Ayodhya: An amicable agreement should be reached over the land dispute in Ayodhya, residents of this Uttar Pradesh city said Thursday, a day when the Allahabad High Court is to deliver its judgment on the long pending Babri Masjid-Ramjanmabhoomi dispute.
"The judgment is necessary as it would mark the end of a judicial process. But peace and communal harmony can only prevail when Hindus and Muslims reach an amicable settlement," Ashwini Singh, a retired teacher, told reporters.
"The best way to resolve the dispute would be reconciliation. The central and the state governments must rope in Hindu and Muslim clerics to undertake an initiative for the amicable settlement of the dispute.
"Most importantly, such an exercise must not take place inside closed rooms in Delhi or Lucknow, but in front of Ayodhya residents who have been worst-hit by the dispute," he said.
NA Imamuddin, who owns a mobile phone shop, echoed similar sentiments.
"The best thing about the judgment will be that the common man will be able to know about the technical and other aspects of the sensitive case that has become a national issue," he said.
"But we also know that there are all chances that the case will reach the Supreme Court after the high court`s verdict. With it will start another round of legal battle, which may also take years to reach a conclusion.
"Hindus and Muslims (should) now try for an amicable settlement. It would not only end the uncertainty of the case, but would even go a long way in fostering Hindu-Muslim relations," he added.
The Lucknow bench of the Allahabad High Court is to give its verdict on the dispute at 3.30 p.m. Thursday.
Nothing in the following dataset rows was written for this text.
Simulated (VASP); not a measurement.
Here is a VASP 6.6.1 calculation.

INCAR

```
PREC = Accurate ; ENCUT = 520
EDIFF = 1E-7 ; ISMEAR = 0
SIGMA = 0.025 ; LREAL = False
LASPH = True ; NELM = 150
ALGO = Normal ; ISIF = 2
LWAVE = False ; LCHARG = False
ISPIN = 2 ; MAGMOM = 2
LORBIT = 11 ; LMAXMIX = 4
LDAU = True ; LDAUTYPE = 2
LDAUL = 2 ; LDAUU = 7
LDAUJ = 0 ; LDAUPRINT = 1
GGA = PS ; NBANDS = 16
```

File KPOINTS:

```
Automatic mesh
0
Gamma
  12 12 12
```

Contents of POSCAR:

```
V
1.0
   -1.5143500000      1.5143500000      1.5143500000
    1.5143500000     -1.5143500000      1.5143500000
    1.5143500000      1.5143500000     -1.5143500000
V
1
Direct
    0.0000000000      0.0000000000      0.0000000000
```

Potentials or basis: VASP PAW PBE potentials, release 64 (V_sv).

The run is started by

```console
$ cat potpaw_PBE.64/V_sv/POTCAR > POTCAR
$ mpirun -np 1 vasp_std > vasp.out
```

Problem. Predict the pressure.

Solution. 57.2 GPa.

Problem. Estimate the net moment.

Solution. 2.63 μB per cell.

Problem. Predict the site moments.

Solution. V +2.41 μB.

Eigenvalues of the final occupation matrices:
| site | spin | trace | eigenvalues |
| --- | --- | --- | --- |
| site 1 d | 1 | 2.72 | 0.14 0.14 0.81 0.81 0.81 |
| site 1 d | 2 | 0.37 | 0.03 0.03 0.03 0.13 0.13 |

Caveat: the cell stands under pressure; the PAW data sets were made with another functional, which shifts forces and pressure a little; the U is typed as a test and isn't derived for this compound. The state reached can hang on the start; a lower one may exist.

The suit relates to a disputed site in Ayodhya, which Hindu groups claim to be the birthplace of Lord Ram. On Dec 6, 1992, radical Hindu activists destroyed the Babri Masjid, alleging it was built in 1528 after razing a temple there.
The demolition had triggered one of the worst communal riots, resulting in the death of 2,000 people in different states.
Vijay Lakshmi Mishra, a postgraduate student of the Saket Degree College here, said, "We know that the case is about the ownership of the land. The court may transfer the ownership to either the Hindus or the Muslims."
"But will it provide a solution to an age-old old issue which has sentiments of members of both the communities attached to it?" he asked.
Shadab Hussain, who runs a computer training institute, said: "To maintain law and order, even the police will have to solicit support from both the communities. Considering all this, we must start thinking towards reconciliation."